Over 40 percent of millennials have tattoos, according to the Pew Research Center, and we’re telling the stories of the UNC students and Chapel Hill/Carrboro residents who fall into that 40 percent. This is one of multiple stories in the Swerve Tattoo Impression series. Read the rest here.
In the Swerve series, From the archives, we're reviving already-published articles and giving them new life for a new audience. In September 2015, former staff writer Sarah McQuillan profiled Megan Thayer, owner of Ascension Tattoos.
“The very first thing I tattooed on was bananas,” said Meghan Thayer, owner and artist of Chapel Hill’s Ascension Tattoo.
“After you’ve tattooed a banana, you can peel it back and look at the inside of how deep your lines are and see if they’re too deep, if they’re not deep enough. You can see it from the inside, which is a really cool learning tool. And of course you haven’t really hurt anything, and you can peel the banana and eat it.”
After practicing with bananas and apprenticing for a year, Thayer opened Ascension Tattoo in Chapel Hill in September 2012. However, opening her own tattoo studio proved to be a surprising twist and challenging journey for Thayer, who had never imagined herself as a tattoo artist.
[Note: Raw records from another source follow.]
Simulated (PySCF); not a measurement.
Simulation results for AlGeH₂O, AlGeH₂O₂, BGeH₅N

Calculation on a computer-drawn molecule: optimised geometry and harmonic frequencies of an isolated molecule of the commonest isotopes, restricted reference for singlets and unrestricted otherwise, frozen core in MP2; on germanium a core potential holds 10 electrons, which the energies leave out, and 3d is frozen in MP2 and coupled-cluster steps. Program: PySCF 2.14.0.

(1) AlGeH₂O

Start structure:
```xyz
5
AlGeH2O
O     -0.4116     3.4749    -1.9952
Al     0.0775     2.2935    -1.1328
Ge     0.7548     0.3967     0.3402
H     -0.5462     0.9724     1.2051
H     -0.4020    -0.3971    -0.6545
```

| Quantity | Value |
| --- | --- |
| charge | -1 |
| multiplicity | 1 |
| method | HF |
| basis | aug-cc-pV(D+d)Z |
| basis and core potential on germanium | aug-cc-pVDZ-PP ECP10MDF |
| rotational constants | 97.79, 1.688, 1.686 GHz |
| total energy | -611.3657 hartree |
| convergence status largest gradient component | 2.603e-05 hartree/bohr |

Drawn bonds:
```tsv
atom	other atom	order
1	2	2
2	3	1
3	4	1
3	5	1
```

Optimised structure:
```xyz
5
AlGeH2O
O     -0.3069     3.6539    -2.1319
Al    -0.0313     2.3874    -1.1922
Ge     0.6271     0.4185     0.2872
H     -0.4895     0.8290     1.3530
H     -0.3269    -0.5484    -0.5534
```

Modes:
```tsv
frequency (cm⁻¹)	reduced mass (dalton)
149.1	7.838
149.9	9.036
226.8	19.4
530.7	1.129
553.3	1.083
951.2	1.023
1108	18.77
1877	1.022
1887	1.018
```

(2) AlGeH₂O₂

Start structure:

“I’ve always loved tattoos and I’ve always been drawn to it. I got my first tattoo when I was 18 in a minute — I just loved that aspect,” Thayer said. “But my upbringing was always kind of school and more conventional type stuff. So I went to college, got a corporate job and did all of that, and was really quite successful at it, but was super, super unhappy.”
Thayer said she began getting tattooed again in her early thirties while working in real estate.
“I wanted to start getting some bigger work and became friends with the tattoo artist at that point and helped him with some other kind of business type stuff that had been my background,” she explained. “And from there I just got really involved and ended up learning to tattoo.